Thursday, August 24, 2006

This is great! Now change everything…

Writing is a process. For some, a joyless one.

Sometimes, also, for me.

I’m just not so great at honing this craft. I like it, sometimes I find it meaningful, and most of all I always love reading others’ words. But in terms of whittling away at a mass of blurs on a page, taking something big and pushing it small, I have so much to learn.

This revision process is a bitch.

I write the same way I think and talk. Not a good thing. It’s quick and comes out the way it wants to. There is no agonizing for this and second-guessing for that. It just flows out of my brain and flushes past my fingertips. It could make sense or it could not.

Unfortunately, that’s not how a real writer is supposed to write. It’s supposed to be that the pen is mightier than the sword because every phrase is razor-sharp by the end of many, many versions. Cohesive, fluid, symbolic. Far from clichés, yet close to the heart.

Images without pictures that surge inside of you. An unexpected ending that you never saw coming, yet when it happens you slap your forehead with, “Of course!” because nothing fits as right. A recognition of something you know but never say, or until that moment, never realized, and it changes you in a small or big way. This is good, powerful writing and it does not come to mere mortals without laborious strides. Accidents of talent may cause some to create instantaneously, but for the rest of us, it’s trying and working and moving and changing and going and going and going. It’s good, it’s worse, it’s better, it’s best, it’s bad, and then if you’re lucky, it’s near best again at the end. This is me not only writing a novel, but something as small as an article, or an assignment. Only with the blog can I get away with it. Anywhere else I slap it on the page half-hoping it will suddenly be the best it can be, I’m always found out.

It never is what it could be. It’s always more to fix, more to make right, and uncertainty if almost-perfection (relatively of course) is ever attained. But it seems that so much of that is what is involved with slogging through. The zone moments? Only the fun prongs.

The further I get, the further I see I have to go.

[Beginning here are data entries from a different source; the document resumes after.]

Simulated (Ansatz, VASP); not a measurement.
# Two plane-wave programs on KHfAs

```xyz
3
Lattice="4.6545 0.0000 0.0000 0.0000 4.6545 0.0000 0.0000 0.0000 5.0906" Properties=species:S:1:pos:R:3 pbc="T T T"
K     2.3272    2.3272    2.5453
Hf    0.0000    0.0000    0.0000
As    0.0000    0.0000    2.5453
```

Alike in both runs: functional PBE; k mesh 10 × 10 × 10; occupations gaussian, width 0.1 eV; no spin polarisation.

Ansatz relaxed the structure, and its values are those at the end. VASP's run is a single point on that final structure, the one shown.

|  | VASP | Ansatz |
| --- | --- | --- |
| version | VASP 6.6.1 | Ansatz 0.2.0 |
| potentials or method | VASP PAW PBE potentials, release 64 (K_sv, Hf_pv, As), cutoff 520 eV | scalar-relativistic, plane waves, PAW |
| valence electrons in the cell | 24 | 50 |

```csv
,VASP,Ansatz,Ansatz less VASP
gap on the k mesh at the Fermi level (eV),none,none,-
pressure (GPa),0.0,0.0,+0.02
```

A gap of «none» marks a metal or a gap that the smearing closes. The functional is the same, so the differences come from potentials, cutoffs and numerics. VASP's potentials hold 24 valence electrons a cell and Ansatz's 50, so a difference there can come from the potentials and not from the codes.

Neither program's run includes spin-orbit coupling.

And I think I can be a writer someday? (Feigned laughter). Please tell me how you conquer revisions, I beg of you…


Chick said...

I really wish I could tell you...but not being a writer only advice is to get yourself a great editor. In my opinion...they are as rare & as talented as great writers.

Hang in there.

mamak said...

I echo Chicks words, I wish I could tell you .. but I think she is right - a good and talented editor, with an honest opinion is what you need.

Another twentysomething said...

I'm not there in person, but I don't mind helping you out. I work as a newspaper editor, so my grammar/spelling edits are top-notch, And I'm an ace at simplifying complicated descriptions, making things clear. E-mail if you'd like!

jm said...

Awesome post! You put it beautifully, and I totally empathize.

I have two words for you: Anne Lamott. Read "Bird by Bird," a book written by an excellent writer FOR writers. She tackles every issue under the sun (including revisions) that writers have to face, and does it with humour. Really, check it out--she's my new hero; she'll be yours, if you read it.

And, for the record, I think you already are a writer--forget "someday."

KGT said...

Revisions bring angst and loneliness. Second guessing and even self-loathing, as is often true for me.

But you said it yourself..."It never is what it could be. " And you care enough to say that because you are a writer through and through.

Some people love him, some hate him. But usually, I find him right...

"Writing, at its best, is a lonely life. Organizations for writers palliate the writer's loneliness, but I doubt if they improve his writing. He grows in public stature as he sheds his loneliness and often his work deteriorates. For he does his work alone and if he is a good enough writer he must face eternity, or the lack of it, each day."
-- Ernest Hemingway

Grant said...

I write the same way you do. My thoughts and the way I speak is echoed in the way I write. The best thing I've found that has improved my writing skills has been to write as I think it, set it aside for a day or two and then read it again.

By then, you'll be detatched enough to critically edit what you've written to make it better. Of course, I don't always follow my own advice.

I saw something that clarified my own understanding of writing, that part about "the pen is mightier than the sword because every phrase is razor-sharp by the end of many, many versions. Cohesive, fluid, symbolic. Far from clichés, yet close to the heart."

Perhaps, after letting those random thoughts flow, determine what it is that you're writing about and edit your writing with that in mind.

Cheetarah1980 said...

I let others do the revising for me. I HATE revisions more than plucking my nose hairs. It's heinous.

Laura said...

I hate revising. H-A-T-E it. It is the most tedious, horrible task ever. That is, until you start really seeing the improvements, and until your readers/workshop group start seeing them as well.

(Also, editors don't actually "edit" necessarily. They may let you know what some of the major problems are, or suggest certain revisions, but you still have to do all the work. It is your baby, after all.)